Posted: Fri Dec 27, 2019 4:06 am
by deraudrl
Forgive me, my only previous exposure to Ruby was in Sketchup macros...

I encountered this snippet inside a toolbox module named 'Delay'. (The question of how it differs from the otherwise identical 'Delay' primitive just above it is best left for another time.)

Code: Select all

streamin in;
streamout out;
streamin delay;
float mem[44100];
float index;

stage(2)
{
   out = mem[index];
}

stage(3)
{
   mem[index] = in;
   index = index + 1;
   index = (index<delay)&index;
}

The last couple of lines look like they're just doing a standard increment-and-wrap, except the expression

index = (index<delay)&index;

screams "SYNTAX ERROR!!" in pretty much any language I've ever encountered. I can live with the idea that 'False' evaluates to 0 in a numeric context, but for this to work, it has to assume that 'True' evaluates to all 1s and 'index' is being treated as an array of bits. (I'm afraid to even ask why 'index' is declared "float".)

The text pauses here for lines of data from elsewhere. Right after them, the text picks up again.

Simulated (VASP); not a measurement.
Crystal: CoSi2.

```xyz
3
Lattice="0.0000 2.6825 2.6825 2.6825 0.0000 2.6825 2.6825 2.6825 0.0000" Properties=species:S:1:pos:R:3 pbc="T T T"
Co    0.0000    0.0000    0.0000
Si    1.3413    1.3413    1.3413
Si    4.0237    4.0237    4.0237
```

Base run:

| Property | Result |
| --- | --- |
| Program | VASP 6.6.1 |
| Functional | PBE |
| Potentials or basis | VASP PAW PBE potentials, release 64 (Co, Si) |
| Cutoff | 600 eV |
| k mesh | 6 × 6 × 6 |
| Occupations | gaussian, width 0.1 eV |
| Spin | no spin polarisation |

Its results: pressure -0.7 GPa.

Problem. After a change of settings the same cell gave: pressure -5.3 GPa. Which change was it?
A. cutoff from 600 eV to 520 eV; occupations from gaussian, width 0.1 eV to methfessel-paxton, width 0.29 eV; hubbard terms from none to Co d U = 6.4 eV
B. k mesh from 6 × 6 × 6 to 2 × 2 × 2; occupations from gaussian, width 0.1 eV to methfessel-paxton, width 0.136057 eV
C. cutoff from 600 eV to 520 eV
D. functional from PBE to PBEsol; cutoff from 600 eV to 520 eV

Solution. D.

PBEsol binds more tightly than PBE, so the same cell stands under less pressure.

Re: First and last stupid Ruby question for the year...I hop

Posted: Fri Dec 27, 2019 4:21 am
by tulamide
Well, this isn't Ruby code. It's DSP code (a script specific to FS, but shares some ideas from C).

Although you didn't identify the correct language, you found out very well, what this is about. Indeed, what you discovered is a bitmask, with all implications you described. It has to be treated that way, because DSP code runs with SSE, which means up to 4 streams are processed in parallel and therefore only a bitmask can introduce some kind of conditional branching. You can read more about its use in the User Guide.

EDIT: The User Guide also explains why index is declared as a float ;)

Re: First and last stupid Ruby question for the year...I hop

Posted: Fri Dec 27, 2019 6:08 am
by deraudrl
(massive forehead slap) D'oh!

Still trying to get my head around the mono/poly/mono4 business...

I've done SIMD before, but only on older special-purpose hardware, not SSE. All those applications processed the multiple data streams identically.